After reading Designing Data-Intensive Applications you certainly feel the need of going down to the sources to learn about the state of the art of the current limits of distributed systems.

One of the hardest problems within distributed systems is distributed transactions, and that’s why most of the NoSQL databases dropped many transactional guarantees, prioritizing scalability.

Calvin: Fast Distributed Transactions for Partitioned Database Systems paper is “a transaction scheduling and data replication layer” that supports distributed transaction using a deterministic order guarantee:

Calvin is designed to run alongside a non-transactional storage system, transforming it into a shared-nothing (near-)linearly scalable database system that provides high availability and full ACID transactions.

The key technical feature that allows for scalability in the face of distributed transactions is a deterministic locking mechanism that enables the elimination of distributed commit protocols.

Fundamentals

The problem: distributed transactions

The contention footprint (the total duration that a transaction holds its locks) of two-phase commit protocols is very high because locks must be held not only during the transaction execution but during the whole agreement protocol.
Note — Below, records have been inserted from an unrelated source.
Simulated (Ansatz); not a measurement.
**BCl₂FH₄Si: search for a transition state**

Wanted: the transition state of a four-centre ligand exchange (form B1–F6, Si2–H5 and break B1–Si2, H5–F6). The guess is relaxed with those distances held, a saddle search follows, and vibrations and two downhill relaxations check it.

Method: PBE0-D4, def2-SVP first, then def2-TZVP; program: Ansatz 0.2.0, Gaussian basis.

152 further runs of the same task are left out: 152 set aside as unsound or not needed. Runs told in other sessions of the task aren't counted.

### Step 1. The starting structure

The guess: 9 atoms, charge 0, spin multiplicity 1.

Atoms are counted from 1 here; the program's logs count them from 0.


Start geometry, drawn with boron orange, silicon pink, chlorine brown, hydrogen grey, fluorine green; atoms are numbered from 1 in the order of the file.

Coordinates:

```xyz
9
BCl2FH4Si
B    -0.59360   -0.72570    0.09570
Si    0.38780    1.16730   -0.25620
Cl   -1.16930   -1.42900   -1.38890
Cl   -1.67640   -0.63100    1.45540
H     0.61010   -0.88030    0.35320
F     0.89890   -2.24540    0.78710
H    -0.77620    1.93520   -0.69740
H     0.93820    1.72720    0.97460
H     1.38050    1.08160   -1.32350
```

The solution: agreement outside transactional boundaries

When multiples nodes need to agree upon a transaction, they do it before the actual transaction and locking. Plans must be deterministic. Once they’ve agreed, the transaction must be executed to completion according to the plan:

  • Node failure recovery: either from a replica that ran the plan, or replaying history of the plan.

Background: deterministic database systems

Events that prevent committing local changes fall into two categories:

  • Nondeterministic: node failures.
  • Deterministic: transaction logic.

There’s no essential reason for aborting transaction because of deterministic events. A transaction shouldn’t wait for, let’s say, an external event, and any other logic is deterministic.

On node failure, if a replica is performing the same operations, there’s no need to wait for the recovery of the failed one, so there’s no need for aborting because of nondeterministic events either.

For this to work, replicas need to maintain the same order of transactions to avoid divergence. This way replicas can be consistent just replicating database input.

System architecture

Layers:

  • Sequencer: places transactional inputs into a global sequence. Handles replication and logging.
  • Scheduler: orchestrates execution in threads with a deterministic locking scheme that guarantees equivalence to the serial order.
  • Storage: physical data layout. It just requires a CRUD interface.

Sequencer

Calvin divides time in 10-millisecond epochs. Sequencers collect transactions within the same epoch in batches. As the batch is replicated, a message is sent to the scheduler in every partition, containing:

  • The sequencer’s unique node ID.
  • The epoch number (which is synchronously incremented every 10ms).
  • All transaction inputs.

Replication

Asynchronous mode: one replica (master) forwards immediately all transaction requests to sequencers at the same node, and when it compiles each batch it sends it to all other (slave) sequencers in its replication groups. This has extremely low latency at the cost of complexity in failover: on master failure, all sequencers at the same replica and its replication group must agree on the last valid batch sent and which transactions were at that batch (as sequencers only have a partial view).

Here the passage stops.